Vernier analog (BTA) sensors are usually used with Vernier interfaces. There are many interface options, see: http://www.vernier.com/products/interfaces/
In these cases, you just plug in the sensor and use our software. The sensor is automatically calibrated, and you start collecting data. If you want to write your own software but use Vernier analog sensors, the easiest way to do this is to use a Vernier interface and to start with the sample code at http://www.vernier.com/downloads/software-development-kits/ . This is made especially easy if you use LabVIEW.
If you want to use a Vernier sensor with a different analog-to-digital converter, you can probably get it to work, but it will be more work and there are several things you will need to consider.
- Making the connection: Vernier analog sensors use BTA connectors. The pinout can be found at http://www.vernier.com/probes/specs/pinout.html. Our product, Analog Protoboard Adapter, order code BTA-ELV, $10 , may help you make the connections. An advantage to using this device is that it has the 15k resistor built in that is used to complete the voltage divider circuit that is used on the Stainless Steel Temperature Probe, order code TMP-BTA, $29 and Surface Temperature Sensor, order code STS-BTA, $23 sensors.
Note that there is a 0 to 5 volt output for all of Vernier analog sensors, except for two:
-Voltage Probe, order code VP-BTA, $12, which is not really a sensor at all (it is just connecting wires). The -10 to +10 volt line is not connected to anything, in general.
-30-Volt Voltage Probe, order code 30V-BTA, $49, which basically divides the -30 to +30 volt input into a -10 to +10 volt output.
- Supplying power: All our sensors require +5.0 volt power supply. The ground line also needs to be connected.
- Calibration: Most Vernier sensors are linear in calibration (voltage vs. signal), so calibration is fairly easy. The calibration slope and intercept used are usually in the user manual that comes with the sensor or can be downloaded from the Vernier website.

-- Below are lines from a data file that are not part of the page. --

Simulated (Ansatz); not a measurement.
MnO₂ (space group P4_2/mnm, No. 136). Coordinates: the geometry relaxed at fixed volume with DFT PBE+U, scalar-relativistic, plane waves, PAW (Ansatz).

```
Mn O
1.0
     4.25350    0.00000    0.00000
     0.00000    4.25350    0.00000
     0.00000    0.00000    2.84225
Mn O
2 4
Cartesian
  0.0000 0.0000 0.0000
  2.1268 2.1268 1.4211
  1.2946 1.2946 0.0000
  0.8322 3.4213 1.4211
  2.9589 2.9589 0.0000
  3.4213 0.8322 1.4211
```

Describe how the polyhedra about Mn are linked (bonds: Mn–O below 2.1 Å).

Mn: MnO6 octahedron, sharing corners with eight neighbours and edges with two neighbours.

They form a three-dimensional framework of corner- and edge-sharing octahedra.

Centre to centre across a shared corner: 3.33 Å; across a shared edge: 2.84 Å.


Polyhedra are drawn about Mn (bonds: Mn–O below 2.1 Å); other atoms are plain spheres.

Sensors that do not have a linear calibration include the following:
-Temperature probes TMP-BTA and STS-BTA: These are thermistors that are put into a voltage divider circuit that read the voltage at the midpoint. The voltage is related to the temperature by the Steinhart-Hart equation.
-Ion-selective electrodes have complex calibration curves.
-Our Wide-Range Temperature Probe, order code WRT-BTA, $82, Ethanol Sensor, order code ETH-BTA, $119, and Sound Level Sensor, order code SLS-BTA, $69 have quadratic calibration curves.
-Our Melt Station, order code MLT-BTA, $509 has a power equation calibration curve.
As mentioned above, the slopes and intercepts for standard calibrations are provided in many of the user manuals. These slopes and intercepts can only be used if the following are true:
-The input resistance of your interface is high.
-The power supply voltage you provide to the sensor is at 5.00 volts and well-regulated.
In general, you probably should do a calibration by taking voltage readings under different conditions.